1. Exploratory Data Analysis
1.3. EDA Techniques
1.3.3. Graphical Techniques: Alphabetic

## Box-Cox Linearity Plot

Purpose:
Find the transformation of the X variable that maximizes the correlation between a Y and an X variable
When performing a linear fit of Y against X, an appropriate transformation of X can often significantly improve the fit. The Box-Cox transformation (Box and Cox, 1964) is a particularly useful family of transformations. It is defined as:
$T(X) = (X^{\lambda} - 1)/\lambda$
where X is the variable being transformed and $$\lambda$$ is the transformation parameter. For $$\lambda$$ = 0, the natural log of the data is taken instead of using the above formula.

The Box-Cox linearity plot is a plot of the correlation between Y and the transformed X for given values of $$\lambda$$. That is, $$\lambda$$ is the coordinate for the horizontal axis variable and the value of the correlation between Y and the transformed X is the coordinate for the vertical axis of the plot. The value of $$\lambda$$ corresponding to the maximum correlation (or minimum for negative correlation) on the plot is then the optimal choice for $$\lambda$$.

Transforming X is used to improve the fit. The Box-Cox transformation applied to Y can be used as the basis for meeting the error assumptions. That case is not covered here. See page 225 of (Draper and Smith, 1981) or page 77 of (Ryan, 1997) for a discussion of this case.

Sample Plot

The plot of the original data with the predicted values from a linear fit indicate that a quadratic fit might be preferable. The Box-Cox linearity plot shows a value of $$\lambda$$ = 2.0. The plot of the transformed data with the predicted values from a linear fit with the transformed data shows a better fit (verified by the significant reduction in the residual standard deviation).

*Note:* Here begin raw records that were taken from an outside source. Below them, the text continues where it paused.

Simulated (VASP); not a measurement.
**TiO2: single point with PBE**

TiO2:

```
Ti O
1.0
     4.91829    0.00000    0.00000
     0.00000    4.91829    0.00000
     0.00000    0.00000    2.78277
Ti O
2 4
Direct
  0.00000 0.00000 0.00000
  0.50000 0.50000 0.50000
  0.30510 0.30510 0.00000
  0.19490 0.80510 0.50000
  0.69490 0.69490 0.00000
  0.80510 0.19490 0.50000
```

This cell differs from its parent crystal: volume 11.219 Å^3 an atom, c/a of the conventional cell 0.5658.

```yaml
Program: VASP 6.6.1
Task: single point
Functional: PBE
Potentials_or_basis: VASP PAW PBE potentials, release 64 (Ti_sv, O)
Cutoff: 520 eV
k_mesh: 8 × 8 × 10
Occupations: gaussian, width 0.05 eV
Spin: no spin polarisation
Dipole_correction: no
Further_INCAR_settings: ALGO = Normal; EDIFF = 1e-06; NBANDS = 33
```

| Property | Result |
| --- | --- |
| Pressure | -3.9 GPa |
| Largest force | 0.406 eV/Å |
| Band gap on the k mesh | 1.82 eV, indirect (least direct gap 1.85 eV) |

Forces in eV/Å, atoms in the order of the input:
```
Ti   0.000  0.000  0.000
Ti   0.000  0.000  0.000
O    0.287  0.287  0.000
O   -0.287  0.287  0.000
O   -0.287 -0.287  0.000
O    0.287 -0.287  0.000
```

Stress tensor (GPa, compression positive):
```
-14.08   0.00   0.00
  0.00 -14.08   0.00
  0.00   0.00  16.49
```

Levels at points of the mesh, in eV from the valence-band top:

Definition Box-Cox linearity plots are formed by
• Vertical axis: Correlation coefficient from the transformed X and Y
• Horizontal axis: Value for $$\lambda$$
Questions The Box-Cox linearity plot can provide answers to the following questions:
1. Would a suitable transformation improve my fit?
2. What is the optimal value of the transformation parameter?
Importance:
Find a suitable transformation
Transformations can often significantly improve a fit. The Box-Cox linearity plot provides a convenient way to find a suitable transformation without engaging in a lot of trial and error fitting.
Related Techniques Linear Regression
Box-Cox Normality Plot
Case Study The Box-Cox linearity plot is demonstrated in the Alaska pipeline data case study.
Software Box-Cox linearity plots are not a standard part of most general purpose statistical software programs. However, the underlying technique is based on a transformation and computing a correlation coefficient. So if a statistical program supports these capabilities, writing a macro for a Box-Cox linearity plot should be feasible.